How to select a high-performing compliant outsourcer without compromising on customer contact
by Angie Burgess, Business Development Director at Infinity CCS.
Thursday, August 02, 2012
In the wake of recent publicised failures in compliance and quality by well-known brands it is becoming more difficult to achieve sales via the contact centre and comply with various industry regulations. There are major ramifications for organisations not acting in the appropriate way, resulting in unwelcome press attention, hefty financial penalties or simply damage to your brand resulting in the dissatisfaction and loss of customers.
So when you choose to outsource your ‘customer contact’, how can you assess whether your partner has the right checks and balances in place to ensure on-going compliance, but not at the expense of commercial goals.
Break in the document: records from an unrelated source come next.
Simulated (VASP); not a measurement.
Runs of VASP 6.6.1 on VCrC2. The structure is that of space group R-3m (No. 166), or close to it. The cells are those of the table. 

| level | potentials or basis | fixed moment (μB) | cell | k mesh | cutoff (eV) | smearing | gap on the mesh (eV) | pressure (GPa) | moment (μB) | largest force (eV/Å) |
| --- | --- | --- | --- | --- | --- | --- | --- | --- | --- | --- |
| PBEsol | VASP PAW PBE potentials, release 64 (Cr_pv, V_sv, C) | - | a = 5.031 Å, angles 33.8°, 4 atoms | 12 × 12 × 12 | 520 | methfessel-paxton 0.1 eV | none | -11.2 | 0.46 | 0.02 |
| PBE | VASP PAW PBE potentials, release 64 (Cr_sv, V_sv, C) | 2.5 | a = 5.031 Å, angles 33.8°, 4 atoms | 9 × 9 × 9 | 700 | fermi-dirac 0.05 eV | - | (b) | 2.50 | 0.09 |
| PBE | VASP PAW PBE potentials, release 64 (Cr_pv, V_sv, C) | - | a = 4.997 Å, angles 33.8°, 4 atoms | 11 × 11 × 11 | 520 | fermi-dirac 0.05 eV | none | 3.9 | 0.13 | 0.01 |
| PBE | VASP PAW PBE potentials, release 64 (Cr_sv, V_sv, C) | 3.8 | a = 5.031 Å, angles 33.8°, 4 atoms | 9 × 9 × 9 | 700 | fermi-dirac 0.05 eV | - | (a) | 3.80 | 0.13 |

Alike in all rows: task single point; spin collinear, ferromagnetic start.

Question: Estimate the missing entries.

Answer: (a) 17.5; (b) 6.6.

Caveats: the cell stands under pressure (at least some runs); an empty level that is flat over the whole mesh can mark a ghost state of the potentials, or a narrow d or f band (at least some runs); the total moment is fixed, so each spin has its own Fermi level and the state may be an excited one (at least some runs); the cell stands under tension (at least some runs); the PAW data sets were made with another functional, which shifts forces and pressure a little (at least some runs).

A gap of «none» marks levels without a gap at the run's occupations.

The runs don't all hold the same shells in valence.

Lifting the lid - Achieving maximum sales compliantly
After short-listing suppliers with the necessary experience and credentials to do the job, part of the due diligence should also focus on lifting the lid of what goes on behind the scenes - in particular you should undertake a detailed review of how compliance, quality and performance are collectively managed.
Of course in highly regulated industries such as financial services or telcos, you need to ensure that the necessary scripting is employed so that you stay within the law, and that you can retrospectively prove that you are following industry guidelines. However, even if you are fully compliant, shortfalls in quality and performance improvement can dent your overall sales targets and reduce customer retention.
How is quality managed – paper based or automated?
Where many outsourcers fail is how they internally manage their compliance and QA processes. One of the biggest problems, is that some of the systems used for measuring quality and individual agent performance are still quite antiquated, relying on paper-based score cards to assess individual agents. These manual approaches are time-consuming and lead to delays in establishing true performance results, so by the time that reports are produced and acted upon you may have already lost the gains that any corrective action could have produced, and campaign productivity is compromised. Delays in the timely launch of campaigns lead to loss of revenue, client dissatisfaction and competitive disadvantage.
What is often missing is the ability to produce meaningful data quickly and distribute this to the key people that can address the quality issues in real-time. If you can’t measure it then you can’t manage it. You therefore need to ask a potential outsourcer how quality issues are flagged and measured, who is responsible for making improvements, whether these can be done in real-time, and how the results are then fed back into the business to improve on-going and future performance.
A 360 degree approach – using compliance tools to improve performance and customer service.
Once a quality issue has been identified, perhaps ‘mis-selling’ by an agent or you recognise that elements of a script need modifying, there should also be a structured chain of command in place to take the appropriate action. Quality improvements will only happen if you have a ‘360 degree approach’ that involves all the necessary departments in the QA process – Training, Team Leaders, Compliance Officers, HR and also senior management. In our experience, there is too much reliance on the Team Leader to identify and fix quality issues which in many cases simply fall into a black hole with poor follow up. However, by providing better visibility of QA information, across all departments, it becomes it easier and faster for everyone to work together to improve quality.
Not all scripts produce best results first time, first call, therefore it is vital that you work with a partner who has the ability to proactively manage compliance, performance and scripting.
Align QA with business goals
Not only should the outsourcer tick all the compliance boxes, they should also have the capability to highlight where agents are missing out certain procedures that will prevent a sale or transaction being completed. For example in the claims management industry the ‘pack-back’ rate measures when an application pack is returned because the application has not been filled in properly or lacks some pertinent information. Whilst the original conversation between the agent and the customer may have been fully compliant, (for instance voicing any obligatory disclosures), you also need a system that can create an alert when procedures are overlooked or correct data is not captured. An early warning system means you can take any remedial action immediately, so agents do not repeat their mistakes and lose more potential business and sales opportunities are not missed in the future.
No margin for error
Finding a balance between compliance and commercial success is much more achievable if you have the right quality systems and procedures in place. If you want to get greater value from your outsourcing relationship then find a partner that will get the most out of their time and resources. An extra sale an hour can make a huge difference on your cost of acquisition, so if they can harness and act on QA data fast, there will be no margin for error.
Points to consider when selecting an outsourcer
- How are compliance/quality issues flagged? Do scripts have ‘mandatory fields’?
- How quickly can they identify and resolve compliance, performance and quality issues?
- What type of QA reporting is available – is it automated? Can reports be provided in any format?
- Is QA information available in real-time to multiple departments?
- Is there a standardised and holistic approach to quality & performance improvement?
- Is QA information presented in a meaningful way?